Third, Ms. Morgan claimed defendants had violated the FDCPA by (1) sending her husband a letter on June 1, 2015, offering all occupants $1,000 to vacate the property; (2) participating in a June 25, 2015 state district court hearing to confirm the sale of the property after agreeing to continue it so her attorney could attend a funeral; and (3) having the sheriff's department serve a writ of assistance that issued on June 29, 2015.
Because Ms. Morgan raised similar issues during the state foreclosure proceedings and post-judgment proceedings to confirm the sheriff's sale, the district court dismissed the suit under Fed. R. Civ. P. 12(b)(6), holding that the amended complaint was precluded because it “is comprised of claims and issues that were actually decided or could have been decided in the foreclosure action.” Aplt. App. at 88. The validity of this holding depends on whether Ms. Morgan's federal claims were premised on events that preceded the filing of her answer in the foreclosure action. But as we have explained, Ms. Morgan's claims are based on events that post-date entry of judgment in the foreclosure action. She could not have raised them during those proceedings. Although she asserted one aspect of her FDCPA claim in state court during later proceedings to confirm the sheriff's sale, her appeal of the state court's order confirming the sale is still pending, which prevents the order from having a preclusive effect on her FDCPA claim. Other than the exception mentioned above, Ms. Morgan's claims are not thus precluded, but they are subject to dismissal for failure to state a plausible claim for relief. We affirm on this alternative ground.
A. Standard of Review
We review de novo a district court's dismissal under Rule 12(b)(6), accepting well-pleaded factual allegations as true and assessing the plausibility of the complaint. See Khalik v. United Air Lines, 671 F.3d 1188, 1190 (10th Cir. 2012). “A claim has facial plausibility when the plaintiff pleads factual content that allows the court to draw the reasonable inference that the defendant is liable for the misconduct alleged.” Toone v. Wells Fargo Bank, N.A., 716 F.3d 516, 521 (10th Cir. 2013) (internal quotation marks omitted). “We [also] review de novo the district court's grant of [a] motion to dismiss on issue and claim preclusion grounds.” Campbell v. City of Spencer, 777 F.3d 1073, 1077 (10th Cir. 2014).
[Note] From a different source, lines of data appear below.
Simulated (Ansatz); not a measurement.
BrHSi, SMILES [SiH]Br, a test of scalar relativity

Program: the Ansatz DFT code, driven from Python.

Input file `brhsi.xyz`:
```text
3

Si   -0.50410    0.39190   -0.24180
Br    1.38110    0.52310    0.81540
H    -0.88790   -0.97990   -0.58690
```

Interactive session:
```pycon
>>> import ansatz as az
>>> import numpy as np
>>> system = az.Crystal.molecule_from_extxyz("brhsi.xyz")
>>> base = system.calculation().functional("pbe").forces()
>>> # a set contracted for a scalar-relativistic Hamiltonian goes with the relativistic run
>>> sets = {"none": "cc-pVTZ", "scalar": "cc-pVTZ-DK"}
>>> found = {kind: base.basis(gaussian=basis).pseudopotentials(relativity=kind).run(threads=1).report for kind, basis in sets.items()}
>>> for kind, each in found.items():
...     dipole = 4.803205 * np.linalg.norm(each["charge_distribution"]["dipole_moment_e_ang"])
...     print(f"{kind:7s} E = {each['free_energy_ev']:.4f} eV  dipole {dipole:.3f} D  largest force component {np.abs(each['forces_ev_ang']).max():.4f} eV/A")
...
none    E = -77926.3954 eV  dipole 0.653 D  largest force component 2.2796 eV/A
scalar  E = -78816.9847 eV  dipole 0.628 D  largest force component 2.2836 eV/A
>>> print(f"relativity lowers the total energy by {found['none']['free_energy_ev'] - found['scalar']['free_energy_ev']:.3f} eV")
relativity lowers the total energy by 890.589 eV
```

1. Ms. Morgan's Claims Are Not Subject to Preclusion Analysisa. Legal background
We apply state law to determine the preclusive effect of a state court judgment. See Fox v. Maulding, 112 F.3d 453, 456 (10th Cir. 1997); 28 U.S.C. § 1738. In Oklahoma, claim preclusion “teaches that a judgment in an action bars the parties (or their privies) from relitigating not only the adjudicated claim, but also any theories or issues that were actually decided together with those which could have been decided in that action.” McDaneld v. Lynn Hickey Dodge, Inc., 979 P.2d 252, 255-56 (Okla. 1999) (emphasis omitted). Claim preclusion generally prohibits the splitting of actions and “ ‘force[s] a plaintiff to explore all the facts, develop all the theories, and demand all the remedies in the first suit.’ ” Stone v. Dep't of Aviation, 453 F.3d 1271, 1279 (10th Cir. 2006) (quoting Charles Alan Wright, Arthur R. Miller & Edward H. Cooper, 18 Federal Practice and Procedure § 4408).4
“By contrast, principles of claim preclusion only oblige a defendant [, as Ms. Morgan was in the state foreclosure action,] to assert a compulsory counterclaim as required by state law.” Id. at 1280. Oklahoma's compulsory counterclaim statute, which tracks Fed. R. Civ. P. 13(a), requires a defendant to state any claim arising out of the same transaction at the time she files her answer:
A pleading shall state as a counterclaim any claim which at the time of the pleading the pleader has against any opposing party, if it arises out of the transaction or occurrence that is the subject matter of the opposing party's claim and does not require for its adjudication the presence of third parties of whom the court cannot acquire jurisdiction.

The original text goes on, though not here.